The soul of 'santhes'

The soul of 'santhes'

The soul of 'santhes'

Bangalore has always been a City that has promoted handicrafts, cottage industries and local artisans. In recent times, the City has seen a spurt of santhes and flea markets that create an interactive platform for these craftsmen to showcase their quirky, off-beat items — the sort that one would probably only find in the villages of India.

From the recent Sampoorn Santhe, organised by the Karnataka Chitrakala Parishat to the Chitra Santhe every January; from the Sunday Soul Sante four times a year to the Kitsch Mandi every two months — there is no lack of santhes in Bangalore.

   In fact, it would certainly not be surprising if the Garden City was to be one day
renamed ‘Santhe City’.

Last month, the City saw craftsmen from across the country displaying their
products, ranging from Madhubani paintings to tribal jewellery and miniature
paintings at the Sampoorn Santhe at Karnataka Chitrakala Parishat.

“Over the last three years, we have realised that if the presentation, quality and products itself are good, they will sell,” says Shalini Sudarshan, secretary of Sampoorn, a Bangalore-based NGO that promotes handicrafts.

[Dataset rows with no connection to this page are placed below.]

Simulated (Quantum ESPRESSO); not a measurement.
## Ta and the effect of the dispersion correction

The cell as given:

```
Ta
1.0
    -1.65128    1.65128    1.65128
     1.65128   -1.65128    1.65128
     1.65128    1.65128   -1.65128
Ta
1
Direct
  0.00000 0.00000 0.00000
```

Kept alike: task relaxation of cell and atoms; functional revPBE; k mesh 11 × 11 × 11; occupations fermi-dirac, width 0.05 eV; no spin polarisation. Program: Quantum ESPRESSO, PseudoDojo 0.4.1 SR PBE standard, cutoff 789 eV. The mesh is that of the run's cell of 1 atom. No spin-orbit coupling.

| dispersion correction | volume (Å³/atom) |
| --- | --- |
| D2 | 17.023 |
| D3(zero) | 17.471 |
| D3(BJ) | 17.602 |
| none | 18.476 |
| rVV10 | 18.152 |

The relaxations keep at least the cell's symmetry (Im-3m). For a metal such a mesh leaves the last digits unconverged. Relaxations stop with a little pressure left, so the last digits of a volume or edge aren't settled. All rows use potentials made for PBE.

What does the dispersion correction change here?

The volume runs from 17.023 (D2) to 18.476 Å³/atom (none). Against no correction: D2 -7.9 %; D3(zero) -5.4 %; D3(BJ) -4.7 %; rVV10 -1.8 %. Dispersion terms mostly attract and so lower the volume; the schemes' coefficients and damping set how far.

Kitsch Mandi, in particular, has become a breeding ground for small-scale artistes to be recognised. A popular hub for art workshops, musical festivals and flea markets, it is an event that draws in people from all strata of society. “The aim behind the ‘mandi’ is to promote individual artistes and designers who need exposure and encouragement to come out of the shadows with their untapped talent. It is a community activity, where there is always something for everybody,” says Diva Ganeriwal, co-founder of Kitsch Mandi.

“What is interesting is that people have actually started to look forward to something like this, that is not a part of their usual routine. That’s a really good trend to see in a City like ours,” she adds, confirming that the santhe scene in Bangalore is
definitely picking up.  

The next edition of Kitsch Mandi is going to be held at Pebble on August 5 and will see an eclectic range of art installations, garden decor and low-key musicians taking the fore. Bangalore’s beloved artist Shilo Shiv Suleiman will also be conducting a book-making workshop for children and adults.  While hundreds of Bangaloreans flock to these santhes every chance that they get, there are others — who have a better understanding of how they are supposed to work — who opt out.

 “I have been organising similar exhibitions for the last 15 years and was always particular to get specially made, one-of-a-kind things. Personally, I stopped going to other santhes in the City because it’s all the same things everywhere,” says Asha Rao, the woman behind Bangalore’s Sunday Soul Sante.    “If the village craftsmen were given a little design direction to make their products appeal to urban tastes, they could really excel using the same craft,” she adds.

What makes her endeavour stand out against the rest? “The Sunday Soul Sante is like a big giant picnic with thousands of smiling faces in the heart of the City. It’s basically the modern version of the traditional village santhe with something to do for the entire family, including the dog,” she laughs.